Thus, there would be at most minimal increases in activities at such airports.

Only a nominal, insignificant increase in personal vehicle trips per day to or from each of these local airports would occur due to these aircraft using other airports.  This small increase in vehicle trips to other local airports would not result in significant traffic impacts.

 

Safety

It is anticipated that the increased buffer between the runway and adjacent residential areas, addition of FAA-compliant RSAs of at least 300 feet, elimination of non-compliant taxing operations, and 44% reduction in jet aircraft would substantially reduce safety hazards for people residing or working near the Project area. These changes, which will bring the Airport into compliance with federal safety and design requirements, will also improve aviation safety. Limited closures and construction best management practices would be implemented in order to maintain construction-site safety for people residing or working near the Project area during construction activities.

 

The City reviewed Appendix G to the California Environmental Quality Act (CEQA) Guidelines and determined that neither the center-aligned option nor the easterly-aligned option would adversely impact any other environmental factors listed in Appendix G. In light of these analyses, it can be determined that neither of the runway shortening options would have a significant effect on the environment and, therefore, are not subject to CEQA review pursuant to CEQA Guideline Section 15061(b)(3).

 

NEPA Compliance

Environmental documentation in compliance with NEPA applies to projects involving federal funding or federal approvals. For the proposed project, however, there is no federal funding and, as a result of the Settlement Agreement/Consent Decree, the Airport is not a federally obligated airport and there is no major federal action required for the project to proceed.  Therefore, no environmental documentation in compliance with NEPA is required for the project to proceed.

 

Navigational Aids (NAVAIDS)

The existing runway at SMO has navigational aids (NAVAIDS) to assist pilots in the landing phase of flight on both ends of the runway. Runway 3 has a Visual Approach Slope Indicator (VASI) and Runway 21 has a Precision Approach Path Indicator (PAPI). Both runway ends also have Runway End Identifier Lights (REIL) that are flashing strobe lights that aid the pilot in identifying the runway at night in a sea of city lights. All existing equipment is owned and maintained by the FAA.

 

The installation of new PAPIs and REILs will be required for the new runway as a result of relocating both runway ends (thresholds). The approach for the procurement and installation of the new equipment is to have the design-build team (AECOM) procure, install, and certify the equipment. The FAA would continue to be involved throughout the process for the formal decommissioning process of FAA equipment. A flight to certify the equipment will be required before full certification to ensure light angles are accurate and no obstacles penetrate PAPI’s Obstacle Clearance Surface.

 

Instrument Departure and Arrival Procedures

The existing runway at SMO has instrument approach for landing and instrument departure procedures that will need to be updated as a result of the relocation of both runway ends (thresholds). Several meetings with the FAA have occurred to discuss the process and expectations for updating instrument procedures at SMO. Instrument procedures are updated on a rotating cycle. The deadline to submit the required information to update procedures for the December 7, 2017 publication date has already passed. The next publication date is in February 2018. The FAA has indicated their willingness to work with the City to meet the December 7, 2017 publication date, but existing workload and other factors may result in missing the December date. The FAA has received the proposed runway end coordinates for both the easterly-aligned and center-aligned options. Both options reflect the comments received by the staff and consultants during informal consultations with the FAA. In fact, as discussed above, the proposed Project would improve safety and bring existing Airport operations into compliance with FAA design and safety standards. Continued coordination with the FAA is ongoing to ensure updates to the procedures will not delay the opening and use of the 3,500-foot runway by the end of the year.

 

Public Outreach Efforts

Staff and the consultant team initiated extensive notification and public outreach efforts in early April, with the approach of:

·              Organizing a community and airport stakeholder meeting (at an airport venue to encourage maximum participation) where the two options developed for Council consideration would be presented and comments received.
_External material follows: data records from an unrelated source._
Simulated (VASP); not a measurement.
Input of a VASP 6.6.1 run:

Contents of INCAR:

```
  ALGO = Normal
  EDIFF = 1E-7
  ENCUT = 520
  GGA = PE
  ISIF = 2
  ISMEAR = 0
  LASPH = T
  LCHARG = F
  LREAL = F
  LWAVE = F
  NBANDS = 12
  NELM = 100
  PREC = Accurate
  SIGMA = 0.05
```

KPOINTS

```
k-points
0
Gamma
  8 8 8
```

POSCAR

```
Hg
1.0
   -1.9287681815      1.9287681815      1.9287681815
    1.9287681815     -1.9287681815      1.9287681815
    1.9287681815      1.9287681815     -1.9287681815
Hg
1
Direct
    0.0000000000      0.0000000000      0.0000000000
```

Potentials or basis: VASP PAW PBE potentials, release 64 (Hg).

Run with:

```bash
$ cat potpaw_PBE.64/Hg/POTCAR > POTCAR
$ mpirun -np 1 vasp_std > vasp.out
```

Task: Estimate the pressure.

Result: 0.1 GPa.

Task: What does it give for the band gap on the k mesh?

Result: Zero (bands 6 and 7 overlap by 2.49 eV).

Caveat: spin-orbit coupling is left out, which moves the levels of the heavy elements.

·              Conducting a presentation for the Airport Commission, subsequent to the community and stakeholder meeting, that presented the two options developed for Council consideration and summarized the comments from the earlier community & stakeholder meeting.

 

Community and Stakeholder Meeting

On Tuesday April 25th from 10 AM to 12 noon, City staff and the consultant team conducted a community and stakeholder meeting at the Museum of Flying, a venue selected to encourage maximum participation. The meeting was moderated by a professional facilitator and well attended, with approximately 100 attendees comprising members of the community, airport tenants, and some professional associations. Notification of the proposed meeting was distributed to the airport tenants and the wider community via email approximately 2 weeks prior. A summary of the comments received and a full report by the facilitator, MIG, are provided as Attachment E.

 

Airport Commission Meeting

On May 2nd, City staff and the consultant team attended the Airport Commission meeting to present the two options developed for Council consideration, and to additionally summarize the comments from the earlier community and stakeholder meeting. Comments received during the Airport Commission meeting have been summarized and provided as Attachment F. Additionally, the Airport Commission made the following recommendations:

·         To adopt Option B [center-aligned option], if and only if, the City obtains binding agreement from the FAA for a two-part project that consist of phase 1 which implements Option B and prevents aircraft incursion (excursions) into the decommissioned runway, and phase 2 which replaces the excess concrete/ asphalt at the runway ends.  This recommendation was approved by a vote of 3-2.

·         Urge the City Council to direct staff to initiate the CEQA process as soon as possible and that it be completed with requisite haste. This recommendation was approved by a vote of 4-1.

 

As the project proceeds, staff will continue with outreach efforts to engage the community, airport tenants and other constituent stakeholders to ensure full transparency, disclosure, and fairness.

 

Staff Recommendation

Staff recommends Option B – the centered option - as the best option to carry forward to a 60% design completion stage, given that the FAA and the City’s aviation consultants see the differences between the two options as subtle; that staff views differences between implementing the construction of either option as the same; and that there is significant community support, from both Santa Monica and Los Angeles, for the centered option.

 

The above recommendation is based on the consensus opinion that the relative advantages of either option in terms of taxiway configuration, or runway visibility from the ATC tower, or contiguous remainder parcel size, are minimal.

Staff agrees with the Airport Commission that there should be future discussion concerning any removal/reuse of the decommissioned runway.  However, there are potentially many options and issues to consider in dealing with use of the property no longer needed for the Airport with a shortened runway.  Anything that might be done with the decommissioned portion of the current runway would be a separate and independent project from the runway shortening to 3,500 feet. Any future decision has no bearing on or functional link to the issue of design for runway shortening and should be considered completely separately.

 

Financial Impacts and Budget Actions

There is no immediate financial impact or budget action necessary as a result of the recommended actions. Once the preferred option for runway shortening is identified by City Council, staff and AECOM will continue development of the preferred option to a level, typically 60% complete design, whereupon a Guaranteed Maximum Price (GMP) to complete design and construction can be confidently established. Staff will return to Council for approval of the GMP and Design-Build Agreement by or before August 22, 2017 to complete the runway shortening construction by December 2017.